For February’s Recommended Read, our Editorial Advisory Board member Dr Martina Tanga has chosen: Museums and Public Art?: an assemblage of essays that exhibit the connections and collaborations between museums and public art.
Martina is a contemporary art historian and curator, specializing in Italian 20th century art. Taking an interdisciplinary approach, her research interests focus on art that engages with social concerns, feminism, the built environment, and audience participation. She has published widely, having written several exhibition reviews for publications like Art Papers, penned art object entries for museum catalogues, and authored several essays based on her research that have appeared in a number of academic anthologies.
We are offering all of our readers a 50% discount on Martina’s choice. To redeem your discount, please enter the promotional code EABFEB19 during checkout. Please note that this is a time-limited offer that will expire on 11th March 2019.
Dr Martina Tanga’s ‘Recommended Read’:
Editors: Cher Krause Knight, Harriet F. Senie
This is the first book to contextualize the collaborations between museums and public art through a range of essays marked by their coherence of topical focus, written by leading and emerging scholars and artists. It represents a major contribution to the field of art history in general, will be of significant interest to those studying and working in the domain of public art and museums.
“While the question mark in the book’s title might lead readers to believe that museums and public art are antithetical, the compilation of essays point, instead, to the many instances when museums and public art projects have found common ground, shared the same space, developed the same audiences, sought the same goals, or settled on a mutual benefit. Moreover, many of the case studies examined blur the boundaries between public art—defined as art located in open, often urban, spaces—and museums—described as enclosed institutions whose function is the display of art—so that distinctions constructively, and productively, break down.
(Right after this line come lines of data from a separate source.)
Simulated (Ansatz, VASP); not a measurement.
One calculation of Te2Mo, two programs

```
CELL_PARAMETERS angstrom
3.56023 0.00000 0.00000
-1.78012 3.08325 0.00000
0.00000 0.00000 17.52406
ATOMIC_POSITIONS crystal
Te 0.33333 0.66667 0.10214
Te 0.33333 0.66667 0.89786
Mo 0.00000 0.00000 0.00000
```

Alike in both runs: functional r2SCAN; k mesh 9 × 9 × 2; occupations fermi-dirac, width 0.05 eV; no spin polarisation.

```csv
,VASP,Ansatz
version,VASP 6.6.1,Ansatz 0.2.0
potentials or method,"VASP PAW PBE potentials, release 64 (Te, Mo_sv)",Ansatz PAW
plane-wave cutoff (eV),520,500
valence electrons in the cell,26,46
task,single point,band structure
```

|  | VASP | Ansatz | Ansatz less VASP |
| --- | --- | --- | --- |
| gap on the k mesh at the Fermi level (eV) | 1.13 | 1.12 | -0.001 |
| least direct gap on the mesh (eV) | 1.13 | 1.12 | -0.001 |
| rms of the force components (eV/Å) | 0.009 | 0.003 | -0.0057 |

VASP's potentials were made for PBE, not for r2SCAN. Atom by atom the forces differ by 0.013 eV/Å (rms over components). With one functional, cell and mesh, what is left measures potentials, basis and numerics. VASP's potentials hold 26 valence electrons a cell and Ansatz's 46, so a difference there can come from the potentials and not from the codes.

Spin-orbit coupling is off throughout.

At the center of the book is a discussion of what is public; how might we reconcile, for example, the public-ness of museums and the private-ness of public space? Public art consistently engages with the politics of space, how democratic is the street, and what intangible barriers there may be to audiences. Many authors address the issue of inside and outside, and the gray space in between, in this anthology. Just as location is important, so are audiences, and what, or better, who is the public in museums and for art outside is another grounding theme of this compendium. A highlight comes from thinking about the collaboration between the museum’s educational mission and its alignment with the tenets of public art. They are both concerned with engaging audiences, building communities, and challenging power. Another critical strain is the tension between public good and private interests, which in reality, affect both museums’ operations and the sphere of public art. Unfortunately, today, this is one of major—at times inconspicuous—questions regarding the production of culture, of which museums and public art are both embroiled within. On a positive note, the book suggests that an avenue ripe for future exploration is the integration of the museum and public art through the nexus of social practice, a dialogical model of art making that centers on audiences. This approach would dismantle the distinctions of site and foreground the public, bringing people together in an enriching experience.”